The app i picked was eCooltra — an electric scooter and bike renting app i use everyday to move around Madrid. The main task was to reverse engineer the app to its wireframe. Basically work back from the finished product to understand its UX/UI components and slowly understand how the app presents itself to the user.

Figma export where you can see 5 screenshots of the finished product above and their correspondent wireframes to study interactivity below

2. I replicated the interface on each screenshot using tools from the Ironhack’s Wireframing kit. Top 5 screenshots from left to right:

Screenshot one

Main page where you have your city map (the city where the service is available), 4 main buttons, two on each corner on the top and two on the bottom right corner and one secondary button on the bottom left corner.

Screenshot two

Account settings where you have all the menus that relate to your travels. It’s grouped by 5 items with the App logo right above the iPhone’s bar.

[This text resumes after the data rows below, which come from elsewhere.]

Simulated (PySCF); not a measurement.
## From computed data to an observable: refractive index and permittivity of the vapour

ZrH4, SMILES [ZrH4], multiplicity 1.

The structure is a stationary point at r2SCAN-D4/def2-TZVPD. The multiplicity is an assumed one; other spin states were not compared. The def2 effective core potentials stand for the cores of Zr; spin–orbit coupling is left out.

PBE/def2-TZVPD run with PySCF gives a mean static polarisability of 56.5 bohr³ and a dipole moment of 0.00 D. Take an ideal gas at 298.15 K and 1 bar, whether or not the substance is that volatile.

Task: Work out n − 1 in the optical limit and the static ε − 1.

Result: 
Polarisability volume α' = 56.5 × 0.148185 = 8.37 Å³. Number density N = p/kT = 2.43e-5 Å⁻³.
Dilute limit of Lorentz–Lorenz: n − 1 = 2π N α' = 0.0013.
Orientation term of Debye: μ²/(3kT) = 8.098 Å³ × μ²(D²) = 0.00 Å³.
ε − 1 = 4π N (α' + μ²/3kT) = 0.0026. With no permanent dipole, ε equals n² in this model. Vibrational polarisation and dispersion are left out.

  1. Shows your Screen/User name and it also show how much money you have available for your travels.
  2. Button that takes you to your Profile where your account info is stored.
  3. Credit card info and tariffs and a second button with all your travel history
  4. Offers, cupons and promotions, each with its own button
  5. Help button

Screenshot 3

Flow from number 2 from screenshot two- Profile. Here you have 3 buttons that let you edit your account info ranging from: Personal info, Email, Password and one for Notifications. There’s also one top right close button and one botton right button that let’s you sign off from your account.

Screenshot 4

The ‘How does it work?” page where you have two main groups. One that explains how to rent a scooter or a bike and a second one for the app’s contact center. There’s also one top right close button.

Screenshot 5

Rent your scooter help page with a basic explanation on how the reservation proccess works. A bottom center button that gives you access to an explanatory video and pagination button for the rest of the instrucions. There’s also one top right close button.

3. I chose to try and develop the flow from the main page and its two top buttons — the left takes you your account and the right to the help page.

Link to the prototype.

4. Main takes from this challenge:

  • Hierarchy is fundamental in choosing primary, secondary and terciary buttons.
  • Allways have your iPhone bar visible, you never know when you’ll need to check the time.
  • Always have a ‘Go back’ button.
  • The user experience and interface should be simple or at least appear simple.
  • Information/data should be organizaded according to a system (any system one chooses)

5. Conclusion

It helped me to work on an app I use everyday and how seamless it is or at least how it seems to me. And seamless is a keyword here.